The habit of judging a woman entirely by externals—appearance, dress, and manners—is not confined to the man who is in search of a wife. It is very general amongst all classes of male employers, and its result is, it seems to me, a serious bar to efficiency in women's work. 

To a certain degree, of course, a man's fitness for any particular work is judged by externals; but never to the same degree as a woman's.  Further, the judgment passed upon a man who is chosen to fill a vacancy because his prospective employer "likes the look of him" has some relation to the qualities which will be required of him in the execution of the duties he will be called upon to perform—it is not biased by irrelevant considerations of sex.

I do not mean, of course, that the element of sexual attraction enters consciously into the calculations of the ordinary male employer when engaging a woman, but it certainly enters unconsciously into the calculations of a good many. A man who says that he likes the looks of a girl whom he has engaged to fill the position of typist or cashier, does not usually mean at all the same thing that he means when he says that he likes the looks of his new porter or junior clerk...That is to say, he is influenced in engaging her by considerations unconnected with her probable fitness for the duties of her post, since a straight nose, auburn hair, or an engaging smile have no necessary connection with proficiency in typewriting or accounts.
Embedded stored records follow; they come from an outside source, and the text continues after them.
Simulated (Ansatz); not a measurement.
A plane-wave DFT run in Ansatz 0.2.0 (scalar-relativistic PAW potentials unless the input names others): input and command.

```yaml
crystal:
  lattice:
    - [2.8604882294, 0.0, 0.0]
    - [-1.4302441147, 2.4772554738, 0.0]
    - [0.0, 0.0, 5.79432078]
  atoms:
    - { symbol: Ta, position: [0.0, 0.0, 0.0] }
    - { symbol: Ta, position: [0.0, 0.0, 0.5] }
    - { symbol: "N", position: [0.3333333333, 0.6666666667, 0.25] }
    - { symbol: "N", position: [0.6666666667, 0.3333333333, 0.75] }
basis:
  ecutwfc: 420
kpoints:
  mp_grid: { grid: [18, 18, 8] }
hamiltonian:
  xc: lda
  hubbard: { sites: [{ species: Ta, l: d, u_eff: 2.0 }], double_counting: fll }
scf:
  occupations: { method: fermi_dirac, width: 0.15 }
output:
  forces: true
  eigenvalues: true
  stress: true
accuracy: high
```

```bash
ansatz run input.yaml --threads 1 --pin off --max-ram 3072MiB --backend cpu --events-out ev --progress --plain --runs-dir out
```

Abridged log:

The conspicuously attractive girl who enters a tradeor business usually takes a very short time to find out that her advancement depends more on her conspicuous personal attractions than on the steady work and strict attendance to business which has to be rendered by the woman less bountifully endowed by nature. Hence she has every inducement to be less thorough in her work, less intelligent, less reliable, and less trustworthy. 

There is one other disadvantage under which women’s work in the paid labour market is apt to suffer—a disadvantage from which men' work is exempt, and which is directly traceable to the idea that marriage is woman's only trade.

One result of the assumption that every woman is provided with the necessaries of life by a husband, father, or other male relative is that the atmosphere which surrounds the working-woman is considerably more chilling than that which surrounds the working-man. His right to work is recognized; hers is not. He is more or less helped, stimulated, and encouraged to work; she is not. On the contrary, her entry into the paid labour market is often discouraged and resented.